THE BLINDING KNIFE by Brent Weeks.

Orbit, h/b £14.99.

Reviewed by Elloise Hopkins

Gavin Guile, The Prism. Charismatic, powerful, much loved Gavin thought he had seven years of power left. Seven years to achieve seven great purposes. Seven years to accomplish everything he needed and perhaps even make amends for his past. Seven years to tell the truth to the woman he loves. Seven years to confront those who wronged him, and whom he wronged in turn. Unfortunately time is playing a cruel trick on Gavin and seven years is rapidly becoming fewer.

Kip, the bastard son of Gavin Guile is on his own. His goal: to make it into the Blackguard. The catch: he has to do it without help from his father. Kip is fat, disheartened and not quite talented enough; his goal seems impossible. When the cruel manipulations that seem to come at him from every corner start to affect his peers to disastrous consequence, things are only going to worsen. Kip must find his own strength and somehow win on his own merit.

Meanwhile The Color Prince still seems to be an unstoppable force and now he has Liv Danavis on his side too. His army of color wights grows in size and cunning. Old gods are being reborn. War is just around the corner and the Spectrum is caught up between The Red’s plotting and The Prism’s counter manoeuvring; it is Guile against Guile and only one can come out the winner. Dirty tactics are employed. Gavin has everything to lose and everything to play for.

The Blinding Knife is the second book of what will be a series of four and it is packed full of more of the elements that were so good in The Black Prism. It takes you through excitement, tension, outrage, scandal, joy, relief; every emotion you would want and some you didn’t sign on for too. With this sequel Weeks has truly cemented his place among the great epic fantasy writers of our time.

Gavin Guile himself is one of the most alluring protagonists of epic fantasy in recent years. He has committed some terrible acts and has potential to horrify the reader with his actions, yet he recognises his own follies and somehow manages to come across as a good man and earn the reader’s sympathy despite it all; you cannot help but love him and root for him.

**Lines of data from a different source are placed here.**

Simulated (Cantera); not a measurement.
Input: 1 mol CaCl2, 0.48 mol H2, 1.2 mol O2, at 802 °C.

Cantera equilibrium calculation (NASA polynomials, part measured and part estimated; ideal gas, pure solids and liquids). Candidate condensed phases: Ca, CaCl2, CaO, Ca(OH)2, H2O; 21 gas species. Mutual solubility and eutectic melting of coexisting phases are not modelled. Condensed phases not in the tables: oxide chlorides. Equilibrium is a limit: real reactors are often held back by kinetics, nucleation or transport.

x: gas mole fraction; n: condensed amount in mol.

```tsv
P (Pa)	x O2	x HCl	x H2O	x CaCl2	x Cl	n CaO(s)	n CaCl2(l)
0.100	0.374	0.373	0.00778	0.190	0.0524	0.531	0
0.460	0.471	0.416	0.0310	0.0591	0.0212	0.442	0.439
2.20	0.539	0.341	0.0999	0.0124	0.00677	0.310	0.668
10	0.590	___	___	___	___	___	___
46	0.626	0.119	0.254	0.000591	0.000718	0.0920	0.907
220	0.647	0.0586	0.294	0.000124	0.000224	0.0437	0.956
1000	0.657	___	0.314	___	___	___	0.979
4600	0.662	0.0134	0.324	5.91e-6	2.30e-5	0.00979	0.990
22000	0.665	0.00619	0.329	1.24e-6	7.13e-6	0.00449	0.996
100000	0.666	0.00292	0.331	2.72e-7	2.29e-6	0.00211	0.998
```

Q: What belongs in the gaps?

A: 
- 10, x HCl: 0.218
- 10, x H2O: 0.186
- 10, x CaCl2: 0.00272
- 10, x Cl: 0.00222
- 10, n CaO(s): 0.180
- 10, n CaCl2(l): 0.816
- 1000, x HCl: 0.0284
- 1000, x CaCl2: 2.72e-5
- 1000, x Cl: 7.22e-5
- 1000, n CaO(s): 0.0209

The very world Weeks has created is enticing and is perhaps why this is such a strong story. Colour has a universal attractiveness, and a world where the ability to split light into colours and shape objects from it, is uniquely appealing. Perhaps the real strength here is that the magic system has such vast capabilities but its flaws are clearly defined so as to make it believable and more desirable because of its delicate nature.

The mark of a good fantasy is that it can surprise you, catch you off guard, really make you feel what the characters are feeling, and this one does with a good, solid kick to the gut. Several times. And each time it feels good. The twists, shocks and heart wrenching blows keep coming and by the end you will be begging for more. The next in the series simply cannot come soon enough.